Vacations in the Smartphone Era

Most of us know the impact our smartphones and tablets have on our vacations: checking mails (personal and office) is the most obvious one. You start reading a book on your iPad and ooh, there are messages on Facebook, Twitter and WhatsApp. The beauty of the place demands a selfie be taken and posted; and then the narcissistic you wants to keep checking the number of “likes” your photo got.

This problem is so bad that we now need tips on how to live like we used to before we became “dead-eyed, slack-jawed phone zombies who only manage to feed ourselves because an app reminds us to”, says Alex Balk.

Nick Bilton points out that the obvious solution (not taking our gadgets with us on vacations) is not really an option because:
“That ignores the fact that our devices have replaced some vacation essentials, including physical books, magazines, music player, cameras, maps and in-flight entertainment.”

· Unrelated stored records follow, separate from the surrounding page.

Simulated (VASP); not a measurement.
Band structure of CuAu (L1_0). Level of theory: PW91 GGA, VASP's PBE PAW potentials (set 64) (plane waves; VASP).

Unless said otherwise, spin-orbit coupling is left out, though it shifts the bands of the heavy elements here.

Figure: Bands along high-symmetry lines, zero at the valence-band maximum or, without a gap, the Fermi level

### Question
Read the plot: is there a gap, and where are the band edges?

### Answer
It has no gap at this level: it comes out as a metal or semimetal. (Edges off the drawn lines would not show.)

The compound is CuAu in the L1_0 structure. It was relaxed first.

Of course, after a tremendous exercise of will power, you can choose to carry the phone but not the iPad. Instead take “a print book or Kindle”, says Bilton. And for the phone itself, put it on Airplane mode:
“This way, you can still listen to music, take photos and read, but you can’t connect to the Internet.”
C’mon, you say. I need to get directions from the phone. Well then:
“Go to your phone’s settings to enable (or disable) the cellular data capabilities for certain apps…Turn on maps…turn off email and social media apps like Facebook and Twitter.”

Boy, it’s so much effort to vacation like the good old times before the smartphone was invented!